Liatris, Gay Feather:
Recommendations for Maintaining Postharvest Quality
Produce Facts in English > Liatris
Michael S. Reid
Department of Plant Sciences, University of California, Davis
Liatris pycnostachya, L. spicata. The specific epithet pycnostachya means thick-spiked in reference to the flowers while spicata means spike. L. spicata is the taller of the two species. Native to the prairies of North America, Liatris was developed as a cut flower in Israel. The bright purple spikes provide interesting texture and line in arrangements, and can open fully if properly treated after harvest.
Liatris spikes should be harvested with no more than one quarter to one third of the flowers in the spike open. They may be harvested with only the top buds showing color and will open fully if provided with an effective preservative. Liatris responds best when about one-quarter to one-third of the flowers are open. However, if preservative solution is properly used, flowers can be harvested with no color showing and subsequently opened.
Grading and Bunching
Quality Liatris flowers are of proper maturity (no more than one third of the flowers on the spike open), are free from defects and damage, and have good quality foliage. They are normally bunched in 10’s and sometimes sleeved.
Liatris flowers are not affected by exposure to ethylene.
Pulsing with a preservative containing additional sugar (10-20% sugar or 100 grams of sugar into a liter) will improve the opening of tight-cut flowers.
Store Liatris at 0-1°C (32-34°F).
Liatris are normally packed in horizontal fiberboard boxes, but may also be packed in hampers.

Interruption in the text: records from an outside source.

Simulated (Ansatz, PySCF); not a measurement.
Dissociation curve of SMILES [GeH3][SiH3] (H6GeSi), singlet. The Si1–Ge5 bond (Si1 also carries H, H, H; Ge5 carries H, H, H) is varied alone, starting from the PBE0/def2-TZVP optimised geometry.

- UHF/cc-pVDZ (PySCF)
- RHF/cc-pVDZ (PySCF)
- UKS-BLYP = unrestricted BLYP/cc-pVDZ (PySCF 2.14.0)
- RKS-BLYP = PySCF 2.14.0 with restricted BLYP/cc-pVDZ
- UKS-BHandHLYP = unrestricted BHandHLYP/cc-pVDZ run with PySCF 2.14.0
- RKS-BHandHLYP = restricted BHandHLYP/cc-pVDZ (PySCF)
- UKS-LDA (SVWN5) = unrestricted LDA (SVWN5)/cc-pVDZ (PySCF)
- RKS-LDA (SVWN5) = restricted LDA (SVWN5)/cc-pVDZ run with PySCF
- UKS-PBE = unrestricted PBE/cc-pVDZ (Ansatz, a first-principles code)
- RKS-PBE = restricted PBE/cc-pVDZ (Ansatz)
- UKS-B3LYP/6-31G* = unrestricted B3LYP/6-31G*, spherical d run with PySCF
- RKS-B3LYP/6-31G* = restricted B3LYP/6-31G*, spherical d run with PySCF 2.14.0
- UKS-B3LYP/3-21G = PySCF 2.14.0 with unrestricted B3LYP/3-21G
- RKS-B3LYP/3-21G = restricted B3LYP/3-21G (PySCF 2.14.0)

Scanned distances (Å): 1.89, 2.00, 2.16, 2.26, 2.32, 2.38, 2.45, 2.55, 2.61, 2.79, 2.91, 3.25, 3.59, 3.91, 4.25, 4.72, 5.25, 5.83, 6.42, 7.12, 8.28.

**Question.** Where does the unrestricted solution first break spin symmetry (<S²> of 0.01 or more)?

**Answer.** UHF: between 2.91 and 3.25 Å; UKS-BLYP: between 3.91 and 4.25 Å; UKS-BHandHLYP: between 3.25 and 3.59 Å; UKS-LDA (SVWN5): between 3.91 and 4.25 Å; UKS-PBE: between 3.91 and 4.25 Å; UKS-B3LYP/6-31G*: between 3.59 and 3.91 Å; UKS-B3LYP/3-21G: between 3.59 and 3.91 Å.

Be careful of fungal problems such as Botrytis (especially for those grown outdoors) as well as water stress. Leaf yellowing and reduced life are common when these problems exist and are not easily controlled. Using preservative solution helps open more flowers per stem, but doesn’t make individual flowers last longer. A member of the Asteraceae (chrysanthemum or aster family), this species is also unusual in that the flowers open from the top of the stem downwards; delphinium, gladiolus, snapdragon, and most other spiked-type flowers used in the floral industry open from the bottom up.